Respect for Congress' purposes in creating the federal disability annuity system and principles of elementary fairness require that we read the statute in this case as not barring Richmond's claim. Perhaps "[t]he equities do not weigh in favor of modifying statutory requirements when the procedural default is caused by petitioners' 'failure to take the minimal steps necessary' to preserve their claims." Hallstrom, supra, 493 U.S., at 27-28, 110 S.Ct., at 309 (quoting Johnson v. Railway Express Agency, Inc., 421 U.S. 454, 466, 95 S.Ct. 1716, 1723, 44 L.Ed.2d 295 (1975)). But the equities surely do weigh in favor of reading the disability annuity statute to authorize payment of the claim of an annuitant rendered ineligible for benefits by his reliance on misinformation from the responsible federal authorities. Cf. Baldwin County Welcome Center v. Brown, 466 U.S. 147, 151, 104 S.Ct. 1723, 1725, 80 L.Ed.2d 196 (1984) (suggesting that a party should not be able to claim that a statute of limitations bars a suit "where affirmative misconduct on the part of a defendant lulled the plaintiff into inaction").

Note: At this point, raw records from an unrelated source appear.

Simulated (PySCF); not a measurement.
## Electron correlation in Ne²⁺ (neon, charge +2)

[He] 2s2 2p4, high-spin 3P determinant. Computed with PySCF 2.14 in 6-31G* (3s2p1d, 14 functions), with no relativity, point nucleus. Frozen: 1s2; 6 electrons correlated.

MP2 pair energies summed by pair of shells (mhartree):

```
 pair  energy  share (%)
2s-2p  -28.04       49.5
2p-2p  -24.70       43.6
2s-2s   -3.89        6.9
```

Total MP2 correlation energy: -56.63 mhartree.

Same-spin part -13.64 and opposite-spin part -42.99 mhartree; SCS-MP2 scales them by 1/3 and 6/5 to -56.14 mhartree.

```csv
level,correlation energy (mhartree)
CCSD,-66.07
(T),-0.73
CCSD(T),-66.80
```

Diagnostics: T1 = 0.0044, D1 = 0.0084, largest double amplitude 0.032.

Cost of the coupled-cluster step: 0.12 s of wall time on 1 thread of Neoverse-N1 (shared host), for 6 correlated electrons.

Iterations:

Even if the majority is correct that the statute does not itself require an exception where the Executive has misled a claimant, Richmond should still prevail. Although petitioner has an Appropriations Clause argument against any claim for money not authorized by a statutory appropriation, a court is not invariably required to entertain that argument. A number of circumstances may operate to estop the Government from invoking the Appropriations Clause in a particular case. For example, this Court's normal practice is to refuse to consider arguments not presented in the petition for certiorari. See, e.g., Radio Officers v. NLRB, 347 U.S. 17, 37, n. 35, 74 S.Ct. 323, 334, n. 35, 98 L.Ed. 455 (1954). This Court customarily applies a similar rule to questions that were not raised in the Court of Appeals. See, e.g., Delta Air Lines, Inc. v. August, 450 U.S. 346, 362, 101 S.Ct. 1146, 1155, 67 L.Ed.2d 287 (1981). These rules apply to all arguments, even those of constitutional dimension. See, e.g., Holland v. Illinois, 493 U.S. 474, 487, n. 3, 110 S.Ct. 803, 811, n. 3, 107 L.Ed.2d 905 (1990) (refusing to consider equal protection claim on the ground that it was not presented in petition for certiorari). Thus, had the Government failed to raise the argument on which it now prevails either in its petition for certiorari or in the Court of Appeals, we likely would have refused to consider it. Of course, we would have had the power to consider the claim. See, e.g., Teague v. Lane, 489 U.S. 288, 300, 109 S.Ct. 1060, 1069, 103 L.Ed.2d 334 (1989) (deciding case on basis of argument "raised only in an amicus brief"). We would not, however, have been obligated to do so.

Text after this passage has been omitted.